The Transcendentalist movement was a reaction against 18th century rationalism and a manifestation of the general humanitarian trend of 19th century thought. The movement was based on a fundamental belief in the unity of the world and God. The soul of each individual was thought to be identical with the world -- a microcosm of the world itself. The doctrine of self- reliance and individualism developed through the belief in the identification of the individual soul with God.

Transcendentalism was intimately connected with Concord, a small New England village 32 kilometers west of Boston. Concord was the first inland settlement of the original Massachusetts Bay Colony. Surrounded by forest, it was and remains a peaceful town close enough to Boston's lectures, bookstores, and colleges to be intensely cultivated, but far enough away to be serene. Concord was the site of the first battle of the American Revolution, and Ralph Waldo Emerson's poem commemorating the battle, "Concord Hymn," has one of the most famous opening stanzas in American literature:

By the rude bridge that arched the flood

Their flag to April's breeze unfurled,

Here once the embattled farmers stood

And fired the shot heard round the world.

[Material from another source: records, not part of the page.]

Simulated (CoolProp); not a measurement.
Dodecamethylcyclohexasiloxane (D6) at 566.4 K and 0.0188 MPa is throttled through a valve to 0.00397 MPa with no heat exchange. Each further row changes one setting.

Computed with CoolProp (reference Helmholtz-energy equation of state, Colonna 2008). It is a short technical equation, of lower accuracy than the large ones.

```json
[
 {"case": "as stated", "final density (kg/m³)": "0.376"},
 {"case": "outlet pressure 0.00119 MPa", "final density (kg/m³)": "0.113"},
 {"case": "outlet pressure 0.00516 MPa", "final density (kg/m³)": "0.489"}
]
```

The Transcendentalists published a quarterly magazine, The Dial, which lasted four years and was first edited by Margaret Fuller and later by Emerson. Reform efforts engaged them as well as literature. A number of Transcendentalists were abolitionists, and some were involved in experimental utopian communities such as nearby Brook Farm (described in Hawthorne's The Blithedale Romance) and Fruitlands.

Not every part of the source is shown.